Despite election ads urging citizens to be heard, many Fredericton voters stayed away from the polls on election day.

Voter turnout in the capital was the worst in a decade. Only 12,868 of 38,021 eligible voters cast their ballots. That's a 33.8 per cent voting rate.

It's a substantial drop compared to the 17,002 voters who marked ballots in 2004 (44.8 per cent) and the 15,363 voters who did likewise in 2001 (44.12 per cent).

The 2004 election featured a four-way race for mayor.

Geoff Martin, a political science professor at Mount Allison University in Sackville, said there was no burning issue in Fredericton and no major contest.

"When you don't get competition, you don't get a turnout," he said.

"There's no doubt about it, these numbers are really low when a lot of numbers around the province were higher."

In Saint John, the fallout over tax concessions for a liquefied natural gas plant brought out voters, Martin said.

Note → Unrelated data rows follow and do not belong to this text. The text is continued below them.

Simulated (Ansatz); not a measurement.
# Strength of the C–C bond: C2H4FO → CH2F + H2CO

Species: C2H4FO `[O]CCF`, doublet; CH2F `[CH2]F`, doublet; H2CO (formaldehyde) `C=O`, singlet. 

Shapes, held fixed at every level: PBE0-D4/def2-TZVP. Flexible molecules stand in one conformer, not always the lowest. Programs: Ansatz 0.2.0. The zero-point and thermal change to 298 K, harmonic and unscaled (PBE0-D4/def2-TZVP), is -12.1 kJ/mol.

In Dieppe, it was the fight for more transparency and the growing burden on taxpayers in a city adopting the trappings of its newfound status.

But the relative silence out of Fredericton in recent weeks was telling.

Interest in politics often comes from discontentment, Martin said.

In Fredericton, four of the 12 wards went unchallenged.

In the end, the low turnout and low candidacy rate is tacit approval for the council's direction, he said.

The acclamations may have also served to keep people who believed Brad Woodside would return as mayor away from the voting booths.

Martin said a challenger who doesn't mount a campaign isn't

doing himself or herself or the community much of a service.

"Why would you run if you're not going to put much effort into it?"

The onus is on challengers to put forward a new vision, he said.

"If there are people not happy with the direction, it's up to them to organize," said Martin.

Coun. Marilyn Kerton, who was acclaimed in Barkers Point, said she heard from plenty of constituents who told her they wouldn't cast a vote for mayor because their polling booths had been moved to Devon.

"I'm not impressed with what happened there. I do believe voter turnout from my ward was very low, and I do believe it was because they moved the polls away."

Participation in municipal elections around the province was down. A total of 42.1 per cent of eligible voters in New Brunswick participated Monday.

That's compared to 46 per cent in 2004 and 52 per cent in 2001.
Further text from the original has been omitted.